State Comptroller Thomas P. DiNapoli gave a preview of what to expect Monday when he estimated that New York may lose $3.5 billion in tax revenue between now and March 2010.

Some 40,000 jobs in the state may disappear as well during that time, he said, noting that each Wall Street job lost could mean that three others will go as well.

So long as credit is tight, many businesses and jobs will be vulnerable. While the heaviest job losses in the state are expected to be in New York City, that affects the rest of New York as well.

Wall Street bonuses, which traditionally provide significant tax revenue for the state, may be cut in half.

Mr. DiNapoli said in a statement Monday: "The preliminary September numbers show the fallout from the Wall Street crisis is starting to hit the state hard. The volatility in the markets is creating difficulty in predicting budget revenues, and today's vote in Washington will only increase that volatility."

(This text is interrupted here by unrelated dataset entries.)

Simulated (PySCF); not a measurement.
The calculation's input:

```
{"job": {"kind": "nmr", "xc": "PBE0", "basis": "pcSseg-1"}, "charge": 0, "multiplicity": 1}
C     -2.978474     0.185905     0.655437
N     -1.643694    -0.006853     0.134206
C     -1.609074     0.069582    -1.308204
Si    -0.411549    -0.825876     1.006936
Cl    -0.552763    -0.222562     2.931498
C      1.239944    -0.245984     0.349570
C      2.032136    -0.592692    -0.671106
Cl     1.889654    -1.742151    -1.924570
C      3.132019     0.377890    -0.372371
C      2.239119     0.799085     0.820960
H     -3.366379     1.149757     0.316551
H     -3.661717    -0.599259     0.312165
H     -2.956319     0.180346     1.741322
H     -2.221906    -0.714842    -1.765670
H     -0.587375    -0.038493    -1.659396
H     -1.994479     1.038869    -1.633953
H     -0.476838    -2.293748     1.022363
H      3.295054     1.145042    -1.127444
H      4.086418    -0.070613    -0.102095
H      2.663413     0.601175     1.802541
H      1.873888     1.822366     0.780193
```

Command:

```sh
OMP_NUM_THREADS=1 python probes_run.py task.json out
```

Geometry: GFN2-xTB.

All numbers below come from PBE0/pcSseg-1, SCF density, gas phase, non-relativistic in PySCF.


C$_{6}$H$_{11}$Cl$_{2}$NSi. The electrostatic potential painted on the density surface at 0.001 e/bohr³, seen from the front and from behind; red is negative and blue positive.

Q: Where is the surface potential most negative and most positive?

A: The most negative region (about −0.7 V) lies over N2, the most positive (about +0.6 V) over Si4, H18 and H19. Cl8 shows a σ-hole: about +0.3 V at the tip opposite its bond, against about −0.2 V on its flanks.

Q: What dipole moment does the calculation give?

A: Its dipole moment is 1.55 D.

"But this is a warning bell," he continued. "The state has to watch its spending. Every dime counts in a crisis."

Gov. David A. Paterson has shown leadership by cutting spending and urging the Legislature to do the same. Those actions have "helped control the budget crisis," Mr. DiNapoli affirmed. More careful oversight of state spending will be needed.

The governor will be meeting with state legislative leaders and Mr. DiNapoli later this week. The purpose, as the governor sees it, will be "to ensure the state's fiscal stability in response to the turmoil besetting the nation's markets and the certain loss of jobs and revenues from New York's financial industry."

So far, Albany has rolled with the punches pretty well. There are more rounds to come.